Growing on the Edge of the World
Discover our fantastic coastal flora and fauna.
When you haven’t seen more than wind-warped trees, scrub and dunes for miles, it’s hard to believe that the rocky cliffs and grassy outcroppings surrounding our most impressive lighthouses are home to some of our most vibrant and breathtaking flora.
Like the animals that live among them, Ireland’s salt-loving shrubs, succulents and flowers have adapted to their harsh surroundings, providing food and shelter for insects, small mammals and birds.
Counties Kerry & Antrim
Near Blackhead Lighthouse you can see peregrine falcons and kittiwakes soaring above, and a hot day can even bring out some of the island’s rare lizards, scooting across dusty paths or soaking up the sun on a warm rock.
Other coastal beauty spots, like Valentia Island, are best for wildflowers on the open moorland, where the nesting birds of prey nearby swoop overhead and dive to earth for the odd mouse or rabbit.
Late spring brings seemingly endless flowers into bloom near the lighthouse in a display that continues on through the summer months: celandine, dog violet, kidney vetch, king-cups, bluebells, herb Robert, lady’s smock and sea pink – not to mention the coconut-scented clouds of gorse that explode into bloom across the country in early spring.
The plant cover provides shelter for meadow birds of all kinds, and it’s a real twitcher’s treat to see pipits, thrushes and warblers so close to their mud-stomping, shoreline cousins.
Counties Clare & Down
You need serious foliage to support a herd of wild goats, as they’re known for their ability to clear even the toughest, thorniest vegetation to the root in no time. Loop Head Peninsula has more than a few packs of bleating show-offs racing up and down, trimming the hillsides near the lighthouse and making their presence felt throughout the year with their daredevil antics and head-butting displays.

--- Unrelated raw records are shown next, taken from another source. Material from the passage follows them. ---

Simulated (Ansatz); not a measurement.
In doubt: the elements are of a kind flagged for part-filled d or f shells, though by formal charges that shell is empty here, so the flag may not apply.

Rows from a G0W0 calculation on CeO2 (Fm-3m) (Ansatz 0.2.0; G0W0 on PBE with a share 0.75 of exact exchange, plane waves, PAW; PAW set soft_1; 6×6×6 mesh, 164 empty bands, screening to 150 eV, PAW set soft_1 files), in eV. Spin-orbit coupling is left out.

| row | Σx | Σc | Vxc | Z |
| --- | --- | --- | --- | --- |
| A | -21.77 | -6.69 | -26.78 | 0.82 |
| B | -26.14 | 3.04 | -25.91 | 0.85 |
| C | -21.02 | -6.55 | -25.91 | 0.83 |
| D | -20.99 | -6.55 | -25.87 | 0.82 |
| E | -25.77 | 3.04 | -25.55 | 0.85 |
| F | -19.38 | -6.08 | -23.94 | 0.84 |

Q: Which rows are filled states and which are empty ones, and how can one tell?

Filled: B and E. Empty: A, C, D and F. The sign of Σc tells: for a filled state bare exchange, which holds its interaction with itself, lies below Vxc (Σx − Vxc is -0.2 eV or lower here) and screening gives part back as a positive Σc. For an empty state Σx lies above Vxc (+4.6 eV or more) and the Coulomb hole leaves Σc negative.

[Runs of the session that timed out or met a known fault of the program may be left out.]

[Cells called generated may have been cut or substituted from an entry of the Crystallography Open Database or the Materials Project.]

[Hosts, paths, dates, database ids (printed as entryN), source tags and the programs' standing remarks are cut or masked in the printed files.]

At the other end of the country, something altogether lighter awaits, with the nature reserves near St John’s Point Lighthouse in County Down boasting some 22 species of butterfly across flower-covered dunes.
County Wicklow
The land around Wicklow Head Lighthouse is also good butterfly territory, with peacock, red admiral and clouded yellows on summer days.
The headland features an array of wildly different habitats for these and other creatures, including storm beaches, maritime grassland and heathland. It’s one of the spots where you can really see how the sea air and spray affects what grows where, with a tidy line between thrift, sea campion and common scurvy grass in the ‘spray zone’, and red fescue and spring squill on the flatter land.
A few steps farther inland are cushions of heather, gorse, bramble and bracken where rabbits dig their burrows, interspersed with wetland and bog plants.